The efficiency term, ${ee}_{i} = v_{i} + u_{i}$ ; where $v_{i}$ is the symmetric disturbance or noise term assumed to be normally distributed and $u_{i}$ represents the level of underlying energy efficiency. It is interpreted as the indicator of the inefficient use of energy (or energy wasted) by a household. It is a one-sided non-negative $(u_{i} \geq 0)$ random disturbance term assumed to follow truncated normal distribution. Here we follow, single step approach of SFA analysis assuming truncated normal distribution of the inefficiency ( $u_{i}$ ) term as two step approach produces biased results (Details of inefficiency term and assumption of its components are given in Appendix 2). The level of energy efficiency is expressed as:

{ELF}_{i} = \frac{E_{i}^{F}}{E_{i}} = exp (- \hat{u_{i}})

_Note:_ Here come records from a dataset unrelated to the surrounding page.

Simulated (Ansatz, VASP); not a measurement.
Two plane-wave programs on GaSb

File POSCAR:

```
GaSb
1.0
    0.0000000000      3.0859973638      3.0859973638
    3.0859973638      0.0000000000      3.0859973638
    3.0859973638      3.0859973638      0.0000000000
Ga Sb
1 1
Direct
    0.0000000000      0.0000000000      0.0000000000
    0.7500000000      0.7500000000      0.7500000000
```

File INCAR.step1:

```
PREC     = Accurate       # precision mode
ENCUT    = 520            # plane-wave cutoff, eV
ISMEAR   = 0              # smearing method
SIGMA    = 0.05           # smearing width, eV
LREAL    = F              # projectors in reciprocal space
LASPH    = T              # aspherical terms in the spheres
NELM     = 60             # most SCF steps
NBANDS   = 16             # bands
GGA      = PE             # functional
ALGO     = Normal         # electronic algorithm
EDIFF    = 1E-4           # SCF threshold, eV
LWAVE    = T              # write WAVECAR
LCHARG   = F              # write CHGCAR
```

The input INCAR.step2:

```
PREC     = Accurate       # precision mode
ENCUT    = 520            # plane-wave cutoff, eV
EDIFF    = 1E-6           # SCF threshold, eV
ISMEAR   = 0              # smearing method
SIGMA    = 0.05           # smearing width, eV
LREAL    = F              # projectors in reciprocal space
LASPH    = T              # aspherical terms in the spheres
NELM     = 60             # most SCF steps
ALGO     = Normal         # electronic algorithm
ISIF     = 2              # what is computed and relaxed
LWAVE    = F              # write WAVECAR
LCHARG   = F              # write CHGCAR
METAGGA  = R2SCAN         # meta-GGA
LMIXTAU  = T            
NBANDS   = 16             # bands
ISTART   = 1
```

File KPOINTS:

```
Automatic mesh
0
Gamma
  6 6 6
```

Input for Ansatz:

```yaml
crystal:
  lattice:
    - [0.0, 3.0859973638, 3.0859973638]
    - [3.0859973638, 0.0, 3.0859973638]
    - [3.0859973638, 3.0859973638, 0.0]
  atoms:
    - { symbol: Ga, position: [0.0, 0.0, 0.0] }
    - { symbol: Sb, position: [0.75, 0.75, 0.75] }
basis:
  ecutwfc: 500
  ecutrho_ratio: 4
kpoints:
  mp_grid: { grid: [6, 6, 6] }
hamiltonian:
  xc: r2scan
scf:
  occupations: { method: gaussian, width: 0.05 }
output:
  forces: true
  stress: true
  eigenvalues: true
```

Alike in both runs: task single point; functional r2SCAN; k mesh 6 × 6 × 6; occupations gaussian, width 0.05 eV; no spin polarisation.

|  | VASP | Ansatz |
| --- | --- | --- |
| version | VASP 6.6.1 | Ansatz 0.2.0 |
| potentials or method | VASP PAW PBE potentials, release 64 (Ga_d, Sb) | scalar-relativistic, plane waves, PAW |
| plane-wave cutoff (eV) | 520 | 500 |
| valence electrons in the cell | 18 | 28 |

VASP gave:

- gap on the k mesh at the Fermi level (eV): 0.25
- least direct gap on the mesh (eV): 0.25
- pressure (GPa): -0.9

Where, $E_{i}$ is the observed amount of electricity consumption and $E_{i}^{F}$ is the frontier or minimum demand of electricity of the i^th household and ${ELF}_{i}$ is the electricity consumption efficiency. Additionally, we generated the inefficiency scores of each household, that is, $1 - b c$ ; where $b c$ is the efficiency score obtained from SFA approach using (Battese & Coelli, 1995) estimation. And since we know the total score of efficiency is 1, the remaining of $1 - b c$ gives us the inefficiency score of each household. The inefficiency variables given in Table 2 are then regressed on the inefficiency score of individual households to find the impact of identified inefficiency variables on the individual inefficiency scores of each household. The determinants for electricity consumption inefficiency are econometrically modelled as a multiple regression model given below

I n f_{i} = β_{1} + β_{2} c m_{i} + β_{3} c f_{i} + β_{4} o t_{i} + β_{5} c f l_{i} + β_{6} D_{1} + β_{7} D_{2} + β_{8} D_{3} + β_{9} D_{4} + u_{i}

Where

$I n f_{i}$ is inefficiency score of the households obtained from SFA estimation; $c m_{i}$ is the average electricity cut in minutes per day; $c f_{i}$ is average number of times electricity is cut in day; $o t_{i}$ is the total outstanding bills in a household in rupees; $c f l_{i}$ number of CFL bulbs in a household; $D_{1}$ is the education level dummy; D₁ is the years of formal education, 0 = 10 years of education; 1 = Upto 12; 1= Graduate and above; $D_{2}$ is secondary source of lighting dummy, 0 = Solar; 1 = Inverter; $D_{3}$ is type of floor of household, 0 = Pukka; 1 = Kutcha; $D_{4}$ is roof of the household; 0 = Terrace; 1 = Tin

Study Variables and Its Justifications

Description of the variables along with the justification for its inclusion in the stochastic demand frontier model is given in Table 1. The determinants of efficiency variables are given in Table 2.

Table 1.

Description of Variables and Its Inclusion for Justification with Expected Sign.

Dependent Variable	Definition
Electricity consumption (ec)	Amount of bill for previous month’s electricity consumption (in Rs)²
Government subsidy (gs)	Amount/Portion of money the government bears as a subsidy in consumer’s bill in a month (in Rs)
Household income (y)	Amount of income a household earns per month taking all sources of income combined (in Rs)
Family size (fs)	Total family members residing in the household (number)
School/College (sc)	School and college going students in the household (number)
Retired (rt)	Total retired persons in the household(number)
Minimum watt (mw)	Minimum watt required to run an electric appliance present in the household (watts)³
Area (aa)	Housing area (in bigha⁴)
Living rooms (lr)	Living rooms in the household (number)

Table 2.

Underlying Energy Efficiency Variables (z).

Variable	Definition
Cut in min (cm)	Electricity cut off in minutes in a day (minutes)
Cut frequency (cf)	Average number of times electricity is cut in a day
Outstanding bill⁵ (ot)	Total bill accumulated over a period of time due to payment defaults including surcharges on outstanding bill (in Rs)
CFL bulbs	Total number of CFL bulbs in a household
Education level(el) Upto 10 Upto 12 Graduate and above	Highest level of education obtained by any member resident of the household
Lighting source (ss) Solar Inverter	Which is a better reliable and efficient secondary source of lighting?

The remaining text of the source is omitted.